That’s why having a VDP needs to involve cultural change, not just a page on a web site.
You might have a Product Security Incident Response Team (PSIRT) that triage and manage vulnerability reports, but if they aren’t empowered to drive through important changes to fix vulnerabilities, they’re going to lose.
Where does your PSIRT team report in to? Support? Development? The CISO?
Consider the impact of a badly managed disclosure – you might be dealing with crisis PR, bad press, perhaps a stock price drop, maybe even the SEC or other authorities. Consider again who your PSIRT team should report to.
Vulnerability disclosure involves cultural change that accepts that your products and services may not be perfectly secure. It involves accepting and embracing perceived criticism. It involves being grateful to researchers, which may stick in ones throat.
It’s also about communication.
In the above example, comms were excellent initially, but then took a dive. It’s not enough to acknowledge a report well; it’s important to communicate well during the whole process.
If there’s any doubt about how much to communicate, OVER communicate. I would far rather receive a daily update report that I didn’t read than never hear again.
It’s not our job to have to keep needling for an update. We’ve done our bit by finding the vulnerability in our own time and reporting it to you, for free.
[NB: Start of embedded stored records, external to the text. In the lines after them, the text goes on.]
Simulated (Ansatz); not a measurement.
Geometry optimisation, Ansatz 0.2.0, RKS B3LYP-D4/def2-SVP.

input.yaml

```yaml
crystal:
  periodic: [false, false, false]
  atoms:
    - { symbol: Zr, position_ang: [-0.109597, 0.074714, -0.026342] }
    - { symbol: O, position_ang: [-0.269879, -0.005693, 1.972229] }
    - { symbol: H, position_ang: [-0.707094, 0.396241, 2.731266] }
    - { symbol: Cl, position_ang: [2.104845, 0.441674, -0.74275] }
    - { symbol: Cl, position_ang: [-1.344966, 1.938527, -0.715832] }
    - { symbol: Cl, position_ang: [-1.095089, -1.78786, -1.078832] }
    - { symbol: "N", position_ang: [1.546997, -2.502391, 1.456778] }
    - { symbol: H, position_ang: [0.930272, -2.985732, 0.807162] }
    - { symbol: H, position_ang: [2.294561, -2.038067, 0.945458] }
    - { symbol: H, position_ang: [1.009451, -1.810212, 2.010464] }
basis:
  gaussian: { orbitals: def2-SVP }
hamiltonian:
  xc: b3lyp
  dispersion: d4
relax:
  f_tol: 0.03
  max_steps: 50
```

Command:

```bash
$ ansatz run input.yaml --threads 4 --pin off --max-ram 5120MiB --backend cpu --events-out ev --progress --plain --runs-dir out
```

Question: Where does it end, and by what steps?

If there are challenges that are making it difficult to resolve, explain these to us. We’re reasonable people, we might even have suggestions and workarounds that could help, but being left in the dark isn’t acceptable.
Failing to communicate with researchers simply gets our backs up. The failed disclosure process becomes the story, not the vulnerability. It makes it more likely that journalists will take an interest in the story. Ask Barbra Streisand.
We want to put cool vendors in our hall of fame. We want to congratulate vendors on their excellent disclosure program. We want your customers to be protected.